By: Nicole Hamilton
The Cincinnati Enquirer
Retired Cincinnati Symphony Orchestra violinist Laurent Joseph Fafard spent his life inspiring others through music.
As a violin teacher, it wasn't unusual for one-hour lessons to turn into three-hour lessons about life.
"He was a very compassionate person who gave of his talents beyond what was expected," said his sister-in-law, Elizabeth Fafard of Brooks, Maine.
Mr. Fafard died a few days before his 68th birthday, which he would have celebrated Jan. 23, in his Avondale home.
Stacey Wooley of Clifton began playing the violin in his youth with Mr. Fafard as his teacher and mentor.
"He was very positive - very supportive. He saw to it that my family could afford lessons and made sure I got a good instrument and a good bow," said Mr. Wooley, who is now himself a violinist with the CSO and once shared a music stand with Mr. Fafard.
Mr. Fafard was born into a musical family. Raised in Philadelphia and upstate New York, he and his seven brothers and sisters played together alongside their mother - who played an upright bass - and under the direction of their father.
The Fafard Family Ensemble played concert halls throughout the United States and Canada, and they had their own weekly radio program in Proctor, N.Y.
By the time the family string orchestra reunited to play the New York World Fair in 1964-65, they had earned a reputation similar to that of the von Trapp family of singers.
Mr. Fafard served in the Air Force in the mid-1950s, before earning a degree in music from Potsdam State Teachers College in New York. He later earned a bachelor's degree in music from Indiana University in 1961.
For a few summers, he taught violin at the Meadow Mound School of Music in West Port, N.Y. A student building at Meadow Mound now bears his name.
He played for the Minneapolis Symphony and then spent one year - 1967 - as a violinist with the Detroit Symphony.

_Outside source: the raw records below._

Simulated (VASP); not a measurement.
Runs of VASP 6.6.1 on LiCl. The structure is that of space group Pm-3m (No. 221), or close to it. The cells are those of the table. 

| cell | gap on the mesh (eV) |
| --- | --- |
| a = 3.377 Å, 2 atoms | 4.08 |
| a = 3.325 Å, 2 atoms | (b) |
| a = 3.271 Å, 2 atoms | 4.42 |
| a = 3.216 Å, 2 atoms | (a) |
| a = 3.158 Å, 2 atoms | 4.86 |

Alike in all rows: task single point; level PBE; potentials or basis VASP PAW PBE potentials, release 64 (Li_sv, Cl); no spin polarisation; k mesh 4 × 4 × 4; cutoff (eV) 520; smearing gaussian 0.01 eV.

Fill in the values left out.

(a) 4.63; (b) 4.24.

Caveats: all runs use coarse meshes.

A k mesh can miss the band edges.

That year, then-CSO Music Director Max Rudolf called Mr. Fafard and invited him to play with the Cincinnati symphony. He accepted and began an almost 30-year tenure with CSO in 1969.
After Mr. Fafard retired, he dedicated much his time to the Church of Scientology of Ohio, based in Cincinnati, where he served as a trainer to the church's new counselors.
In response to the civil unrest here in April 2001, Mr. Fafard was pivotal in organization of a day of interfaith reconciliation.
"He believed in the diversity of man and commonality of the spirit," said his friend, Mary Harrill of Clifton.
A Fafard Memorial Listening Library is being planned in the Essex Art Studios, Walnut Hills, in June.
A brother, Rene, preceded him in death.
Survivors include four brothers, Maurice of Binghamton, N.Y., Andrew of Safety Harbor, Fla., and Paul Candide-Fafard of New York City, and Bert of Brooks, Maine; and two other sisters, Helene Fafard-Ilardo of Rochester, N.Y., and Therese Fafard-Stephany of Severna Park, Md.
A memorial celebration will be at 5 p.m. today in Corbett Tower of Music Hall, 1243 Elm St., Over-the-Rhine.